Editors' Note: This article covers a micro-cap stock. Please be aware of the risks associated with these stocks.
Northumberland Resources (OTCQB:NHUR) claims to be an exploration stage company that engages in the exploration and production of oil and gas. In addition, the company claims that it will benefit from an oil boom in Kansas. The stock currently has a market capitalization of $50 million, but this valuation is not justified. For example, I recently wrote an article about ECOtality, which is a "real" company that has a market capitalization of just $37 million. Northumberland is being actively promoted and it will inevitably crash.

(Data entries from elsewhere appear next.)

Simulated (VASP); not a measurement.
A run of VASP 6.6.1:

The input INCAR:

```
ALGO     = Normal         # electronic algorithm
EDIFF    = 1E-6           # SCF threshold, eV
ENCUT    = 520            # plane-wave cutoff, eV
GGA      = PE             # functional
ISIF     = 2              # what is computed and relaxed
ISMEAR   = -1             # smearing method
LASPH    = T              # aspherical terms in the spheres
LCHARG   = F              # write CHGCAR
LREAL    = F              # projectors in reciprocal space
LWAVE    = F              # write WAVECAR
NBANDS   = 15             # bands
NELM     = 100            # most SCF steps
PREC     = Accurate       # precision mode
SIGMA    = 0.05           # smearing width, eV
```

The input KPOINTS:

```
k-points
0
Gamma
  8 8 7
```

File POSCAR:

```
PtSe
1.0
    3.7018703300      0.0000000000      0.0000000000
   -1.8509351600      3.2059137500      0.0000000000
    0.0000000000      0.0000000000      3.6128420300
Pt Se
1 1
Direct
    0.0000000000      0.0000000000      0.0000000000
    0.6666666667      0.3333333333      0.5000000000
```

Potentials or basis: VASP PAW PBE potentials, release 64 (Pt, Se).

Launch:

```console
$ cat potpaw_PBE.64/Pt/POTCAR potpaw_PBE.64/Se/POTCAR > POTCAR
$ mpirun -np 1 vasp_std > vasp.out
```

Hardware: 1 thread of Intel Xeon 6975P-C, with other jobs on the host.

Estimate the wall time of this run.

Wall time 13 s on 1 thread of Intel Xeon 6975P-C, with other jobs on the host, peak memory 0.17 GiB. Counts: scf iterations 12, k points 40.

The stock has been pumped by both Financier Times and by Billionaire Stocks. The primary pumper of Northumberland has been Billionaire Stocks, with the most recent email being sent on June 23. According to Pennystocks24, Billionaire Stocks has sent 7 alerts on Northumberland Resources since May 12. The emails contain a 19 page long "research report." The report gives the stock a $7 long-term price target, yet no data is used to back up this price target. Also, the report states that Northumberland is a type of company that a young Warren Buffett might buy due to his investments in Phillips 66 (NYSE:PSX) and National Oilwell Varco (NYSE:NOV). Despite the report's claims, this stock is one that any smart investor would stay away from. The language used in the report is bombastic and data is rarely used in its 19 pages. Billionaire Stocks received $3 million from PubCaptial Inc. to promote Northumberland. In addition to the Billionaire Stocks promotion, a Financier Times article on the company was originally published on May 17. The article has since been removed and reposted several times, but here is a PDF version of the original article. On July 4, the article was republished on Financier Times. The language in the article is very similar to the research report and it makes numerous false statements. The article claims that the company is growing at a rate of 739%, yet the company isn't profitable. Financier Times was also compensated with $3 million from PubCapital and this is displayed in a disclaimer at the bottom of the article. The disclaimer for the article states: "A three million dollar investor relations budget is being managed by PubCapital Inc." Here is a link to the full disclaimer.
Like the report, the company's website is very promotional and many of the statements on the website are misleading. For example, the company promises that it can deliver great cash flows, but SEC filings indicate otherwise. The financial highlights section of the site simply states that the company production on X and X wells in 2011. Many of the vague statements on the site are about the oil and gas industry rather than the company's operations.
In addition to the website and the promotional reports, the company has been releasing vague press releases. For instance, the company's most recent press release on June 10 simply states that the company is drilling a new well on its lease and almost no other information is given. Another press release in May contains similar information to the June press release. Many of the earlier press releases simply contain a business summary.
The company is led by Dr. Fortunato Villamagna, who was on the board of National Graphite (OTCQB:NGRC). National Graphite was a pump and dump that occurred last fall. The stock rose from $0.40 to just over a dollar before crashing and arriving at its current price of just $0.12.
Northumberland's fundamentals aren't great. Quarterly revenues have decreased by 78% on a year over year basis. Revenues came in at just $39,000 for Q1 2013, compared to revenues of $182,000 for the corresponding period in 2012. The company is expecting operating costs to continue growing in 2013. Expenses did shrink during the first quarter to $200,000, but this was accompanied by a drop in revenues. The company only has a mere $7,000 in cash. The company only managed to grow its cash by a mere $4,000 in the first quarter. The P/B ratio is well above the industry average. The average P/B ratio for the industry is 2.5, but Northumberland has a P/B ratio of 92. The P/S ratio is sky high at 172. Also, the company has a profit margin of -220%. By comparison, the industry average profit margin is 3.8%. In addition, the stock has ROE of -78%. The company reported a loss of $152,000 in Q1 2013. One of the only positives is that the company's Debt to Equity ratio is .02.
Northumberland Resources is a promoted stock that investors should avoid. The company claims to be growing, but the quarterly reports do not indicate that it actually is growing. Billionaire Stocks and Financier Times have been compensated to promote this stock and it isn't clear when the promotion will end. The stock is currently at $0.80, which is below its 52 week high of $1.69. Despite the drop, the stock has bounced from $0.70 range and the promoters could be trying to go for a second run. However, in just a few more months, Northumberland will end up like National Graphite. Now is the perfect time to short this stock because it will only fall further.